Jesus christ this is painful to watch.
Coming back to
babyferrari 's point, I've been thinking about this, and I think it may be a (much) more widespread issue than we see on here.
One thing that sticks out in the last few weeks especially is that FIAT are desperate to avoid giving out replacement cars at any cost. From
dcs1 's experience, this policy has been firmed up recently (odd if an update is nearly ready).
I can only conclude that FIAT (UK or internationally) are worried about the floodgates opening if replacement cars are issued.
Let's say for a minute that "only" 50 cars are affected (still far more than we've had on here). Let's assume that they're all pretty bog standard pops, with a couple of extras- 10 grand retail (keeps the numbers round).
Now, you might say "Ah, but that's half a million quid's worth of car you're writing off by issuing replacements".
Retail price, yes, but FIAT UK won't pay anywhere near that. How much they do pay, I don't know. IIRC at launch dealers were on 6% margin (on a 3% + 3% satisfaction basis), so let's say FIAT UK buy them at 70% retail (so are on a 24% margin after dealer margin- that's very, very narrow )- 7 grand a piece. For a start, I suspect dealers are on (much) more now. Hell, we know 3 grand is an achievable discount. No way you'd ever sell even a pre-reg at "factory door" price.

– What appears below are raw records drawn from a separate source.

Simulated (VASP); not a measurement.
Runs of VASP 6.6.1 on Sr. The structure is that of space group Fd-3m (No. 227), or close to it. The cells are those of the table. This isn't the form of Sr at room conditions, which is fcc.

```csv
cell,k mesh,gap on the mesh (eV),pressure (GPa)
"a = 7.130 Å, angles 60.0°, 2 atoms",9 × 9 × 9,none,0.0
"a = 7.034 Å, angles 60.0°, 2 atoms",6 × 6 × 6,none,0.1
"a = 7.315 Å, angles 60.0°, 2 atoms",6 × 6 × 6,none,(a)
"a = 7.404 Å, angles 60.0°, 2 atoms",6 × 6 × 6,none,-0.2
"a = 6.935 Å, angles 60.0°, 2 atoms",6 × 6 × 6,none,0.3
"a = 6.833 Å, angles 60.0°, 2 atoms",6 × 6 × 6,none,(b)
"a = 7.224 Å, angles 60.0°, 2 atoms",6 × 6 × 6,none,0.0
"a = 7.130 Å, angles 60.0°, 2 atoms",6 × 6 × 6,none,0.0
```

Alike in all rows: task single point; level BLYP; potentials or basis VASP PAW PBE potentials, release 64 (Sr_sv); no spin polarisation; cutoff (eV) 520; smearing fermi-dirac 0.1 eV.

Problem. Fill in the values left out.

Anyway, let's run with it. Now we're at £350k.
However, this assumes that the rejected cars go straight into a crusher, which there's no chance of for an issue like this. Maybe they'd get offered to dealers at a big discount as "showroom only" cars or FIAT UK would use them as show cars, after which they'd be stripped for parts (even if you're only pulling the wheels/tyres/interiors you're down to a few grand cost per car). The 500 is old enough that the secondhand parts market must be thriving. Maybe that's not realistic but you would think FIAT UK could find something to use them for.
That would be chump change.
With the update being imminently available the whole "don't issue replacements" policy looks even stranger- if you had any confidence in the update you'd be tripping over yourself to get replacements out to those that have pushed for them (because, as they're showing, these are the people that can cause the brand the most damage) and taking the old cars back. Apply the update to them and flog them on through the approved used channel. Job done, and you're probably losing 2 grand per car, if that. But saving a lot more.